Just for comparison's sake I compiled the C version and tested this also, just to have an idea how much slower the tool-based solutions are.

#include <stdio.h>
int main(int argc, char** argv) {
    long sum = 0;
    long i = 0;
    while(scanf("%ld", &i) == 1) {
        sum = sum + i;
    }
    printf("%ld\n", sum);
    return 0;
}

:; seq 100000000 | ./a.out 
5000000050000000
# 8s

Conclusion

C is of course fastest with 8s, but the Pypy solution only adds a very little overhead of about 30% to 11s. But, to be fair, Pypy isn't exactly standard. Most people only have CPython installed which is significantly slower (22s), exactly as fast as the popular Awk solution.

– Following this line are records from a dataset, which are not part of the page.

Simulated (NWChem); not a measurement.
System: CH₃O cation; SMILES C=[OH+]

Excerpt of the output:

The fastest solution based on standard tools is Perl (15s).

My fifteen cents:

$ cat file.txt | xargs  | sed -e 's/\ /+/g' | bc

Example:

$ cat text
1
2
3
3
4
5
6
78
9
0
1
2
3
4
576
7
4444
$ cat text | xargs  | sed -e 's/\ /+/g' | bc 
5148

Using the GNU datamash util:

seq 10 | datamash sum 1

Output:

55

If the input data is irregular, with spaces and tabs at odd places, this may confuse datamash, then either use the -W switch:

<commands...> | datamash -W sum 1

...or use tr to clean up the whitespace:

<commands...> | tr -d '[[:blank:]]' | datamash sum 1

If the input is large enough, the output will be in scientific notation.

seq 100000000 | datamash sum 1

Output:

5.00000005e+15

To convert that to decimal, use the the --format option:

seq 100000000 | datamash  --format '%.0f' sum 1

Output:

5000000050000000

BASH solution, if you want to make this a command (e.g. if you need to do this frequently):

addnums () {
  local total=0
  while read val; do
    (( total += val ))
  done
  echo $total
}

Then usage:

addnums < /tmp/nums

Plain bash one liner

$ cat > /tmp/test
1 
2 
3 
4 
5
^D

$ echo $(( $(cat /tmp/test | tr "\n" "+" ) 0 ))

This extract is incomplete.